The program, held in honor of March being Literacy Awareness Month, featured students reading excerpts from their favorite works of literature to a full house of parents and teachers.
Reading teacher Donna Bazyk welcomed all of the assembled parents, and introduced third grade teacher Charlie Cummings and guidance counselor Tristina McDonald, who would act as the emcees for the evening. The two would poke fun at each other all night, with Cummings noting that McDonald bore a startling resemblance to poet Shel Silverstein, and McDonald responding that Cummings' head more closely resembled an egg.
However, it was the students who were the main attraction, parading alone or in groups down the red carpet to perform dramatic readings, skits, and even a song or two. One student, dressed as cocky seventh-grade jock Crash Coogan, from Jerry Spinelli's 1996 novel "Crash," was the first to take the stage, reading an excerpt from the book. Another student followed that, reading as Alice from Lewis Carroll's 1865 masterpiece "Alice's Adventures in Wonderland."
Many of the students read short poems, and popular children's poet Silverstein was a favorite choice. The students for the most part chose poems about familiar topics, including homework, tests, the first day of school, playing all day without tiring, and attempting to sell their younger sister.
A group of students performed Stephen Cosgrove's "Mermaid in a Teacup," complete with a wigged student in a wagon playing the mermaid. "She twisted a turned like a fish," read the student playing main character Hattie MacGruder, who finds a mermaid in a pool of water, but is unable to convince her friends that it is real, "which was to be expected because she was half fish."
One student read a short story he had written himself, "The Three Little Kittens and the Big Bad Dog," which was inspired by the fable, "The Three Little Pigs." Two other students showed off their vocal skills, singing Academy Award winning song "Let it Go" from Disney's 2013 animated movie, "Frozen."
Sometimes, whole classes would team up for performances. Kindergarten teacher Cindy Granger's class read from Eric Litwin's "Pete the Cat: I Love My White Shoes." Pete the Cat, singing happily about his new white shoes, isn't distressed when he steps in a pile of blueberries. Instead, he continues singing, now about his blue shoes. "The moral of Pete's story is, no matter what you step in, keep walking along and singing your song!" read the students. Pete the Cat would later return, with students telling the story of his "Four Groovy Buttons."
Characters from Ludwig Bemelmans' "Mad About Madeline" and Dr. Seuss' "The Lorax" were among those who also made appearances.

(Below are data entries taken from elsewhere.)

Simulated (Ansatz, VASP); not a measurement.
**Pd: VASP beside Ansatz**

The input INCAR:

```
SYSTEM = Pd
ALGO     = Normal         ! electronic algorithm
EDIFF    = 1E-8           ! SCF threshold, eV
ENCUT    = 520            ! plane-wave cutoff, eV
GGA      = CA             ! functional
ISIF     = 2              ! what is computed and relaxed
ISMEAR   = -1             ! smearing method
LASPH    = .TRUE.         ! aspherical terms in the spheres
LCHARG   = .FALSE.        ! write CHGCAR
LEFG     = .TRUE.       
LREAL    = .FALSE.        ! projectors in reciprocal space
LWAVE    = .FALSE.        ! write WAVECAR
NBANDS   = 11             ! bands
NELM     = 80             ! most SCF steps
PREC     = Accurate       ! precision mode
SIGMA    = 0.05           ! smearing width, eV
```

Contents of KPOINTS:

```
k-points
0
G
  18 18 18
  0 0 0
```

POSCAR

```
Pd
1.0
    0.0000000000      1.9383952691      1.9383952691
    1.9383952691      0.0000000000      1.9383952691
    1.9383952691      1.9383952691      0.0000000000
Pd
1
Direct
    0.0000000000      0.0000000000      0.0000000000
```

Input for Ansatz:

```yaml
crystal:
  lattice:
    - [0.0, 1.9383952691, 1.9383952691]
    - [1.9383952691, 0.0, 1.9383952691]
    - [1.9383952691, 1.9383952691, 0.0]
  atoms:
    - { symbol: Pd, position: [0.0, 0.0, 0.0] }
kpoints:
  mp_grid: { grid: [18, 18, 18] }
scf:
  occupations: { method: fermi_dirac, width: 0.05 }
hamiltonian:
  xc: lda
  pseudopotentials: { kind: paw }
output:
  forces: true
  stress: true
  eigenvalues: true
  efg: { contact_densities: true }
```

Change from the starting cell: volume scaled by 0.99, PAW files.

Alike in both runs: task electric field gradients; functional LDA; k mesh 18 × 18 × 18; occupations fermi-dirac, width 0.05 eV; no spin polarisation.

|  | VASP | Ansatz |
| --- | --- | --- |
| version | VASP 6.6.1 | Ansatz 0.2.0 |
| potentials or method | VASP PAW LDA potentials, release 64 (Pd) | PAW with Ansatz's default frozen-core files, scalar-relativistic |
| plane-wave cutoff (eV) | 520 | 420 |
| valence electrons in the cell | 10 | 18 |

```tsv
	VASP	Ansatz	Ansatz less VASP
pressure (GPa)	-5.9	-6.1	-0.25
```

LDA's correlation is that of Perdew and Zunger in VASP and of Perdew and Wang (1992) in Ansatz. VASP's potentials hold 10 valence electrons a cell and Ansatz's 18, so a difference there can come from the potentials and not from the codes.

Even the Pre-K students got a moment of stardom, performing a phonics song, in which they demonstrated their mastery of the alphabet by putting their hands in the air and saying the name of the letter, then putting their hands on their shoulders and making the sound the letter makes, and finally putting their hands on the floor and saying a word beginning with the letter. The audience sang along as the students made their way through the alphabet.
Perhaps the most exciting moment of the evening came when a group of students acted out a scene from "Harry Potter and the Order of the Phoenix." The student portraying Potter warded off a pair of "dementors," protecting his cousin Dudley from the supernatural beings by brandishing his wand and shouting "Expecto patronum!"